Sadly I suspect we are headed for a no-deal exit, which will create serious hardship for thousands of innocent people who weren't blinded by the snake oil promises of people like Duncan-Smith, Gove and Farage. I'm utterly amazed May thinks people will fall for her "i'll resign if my deal goes through" promise. She knows of course it'll never go through so her promise was empty from the beginning.

Unknown said...

It's heading for another referendum, cause Chao's and MAYem: ho we need a second vote, the parliament is constipated. The solution is simple get rid of the people that caused the MAYem "the Tories" are you still not getting it...

Haravikk said...

It's entirely possible I'm delusional, but I think it's too early to be completely pessimistic about the indicative votes; the aim wasn't to pass anything on the first attempt, it was to get a feel for which options are viable, so the ones to look at are the ones that were soundly defeated namely no-deal and revoke (the two extremes) and O and H which were both nonsensical.

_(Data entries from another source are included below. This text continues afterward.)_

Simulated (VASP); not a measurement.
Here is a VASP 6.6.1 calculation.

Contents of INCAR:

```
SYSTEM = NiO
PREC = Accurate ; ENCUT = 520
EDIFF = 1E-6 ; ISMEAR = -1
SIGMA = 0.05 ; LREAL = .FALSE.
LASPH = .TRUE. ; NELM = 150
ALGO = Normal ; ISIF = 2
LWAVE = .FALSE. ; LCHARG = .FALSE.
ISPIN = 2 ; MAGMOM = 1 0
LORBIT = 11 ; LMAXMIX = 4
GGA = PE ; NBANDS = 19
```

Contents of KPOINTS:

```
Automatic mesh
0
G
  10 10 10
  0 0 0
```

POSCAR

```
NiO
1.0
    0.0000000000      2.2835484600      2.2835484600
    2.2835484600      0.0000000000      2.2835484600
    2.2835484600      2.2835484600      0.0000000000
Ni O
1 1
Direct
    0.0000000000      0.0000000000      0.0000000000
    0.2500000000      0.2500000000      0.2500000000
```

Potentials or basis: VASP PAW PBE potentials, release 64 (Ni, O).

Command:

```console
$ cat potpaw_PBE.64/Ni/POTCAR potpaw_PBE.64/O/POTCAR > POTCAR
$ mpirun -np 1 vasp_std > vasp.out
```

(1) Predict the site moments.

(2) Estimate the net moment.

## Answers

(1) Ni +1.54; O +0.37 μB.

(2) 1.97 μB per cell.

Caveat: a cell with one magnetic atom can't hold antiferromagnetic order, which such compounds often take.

The main points of interest are that both the customs-union (J) and public vote (M) had the narrowest margins of defeat, and both received more votes than Theresa May's deal has. J is of particular note as it was defeated by only 8 votes, with all 35 SNP MP's and 7 Lib Dems abstaining, and all 11 members of TINGE voting against a softer Brexit. Leaving aside the utter hypocrisy of TINGE, a customs union in the style of option J could very likely pass.

What is important now is what returns for voting on Monday now that the extremes are out of the running, as basically all that's left are three styles of "soft" Brexit and a vote on the final outcome; if an option for Customs Union + 2nd Referendum is presented then that has potential to pass, otherwise if Customs Union is presented without a second referendum then SNP and Lib Dems must be pushed to actually vote for it as their fantasy of simply halting Brexit simply doesn't have the support (and only stands to deepen the divides anyway).

Haravikk said...

Also forgot to add, but it's important not to have unrealistic expectations of the first round of votes; these are votes that should have taken place TWO YEARS ago, or actually even sooner (before article 50 was triggered), they were never going to reach an overwhelming consensus after just one day.

Now that MPs know what the cost of abstaining is, and seen their unicorns go doing in flames, hopefully some of them will shape up and vote properly next time.

Pal said...

@ Unknown 28 March, 2019 07:01

Fingers crossed because some people I know might not survive a post Brexit no-deal Britain. I'll struggle myself because of my illnesses, others are already struggling to survive Tory austerity.

Mr. Magoo said...

We're not going to leave the EU. Parliament doesn't like the deal; the EU has refused to renegotiate the deal; and nobody sensible wants us to leave with no deal.

Because we're not leaving the EU, the popularity of the Conservatives will drop like a stone. Here's a speech I'd LOVE to give to the parliamentary Conservative party:

Mr. Magoo said...

I'm sure I'm not alone on this, but, what is the difference between entering a customs union with the EU and "the backstop" part of May's deal? They both seem the same!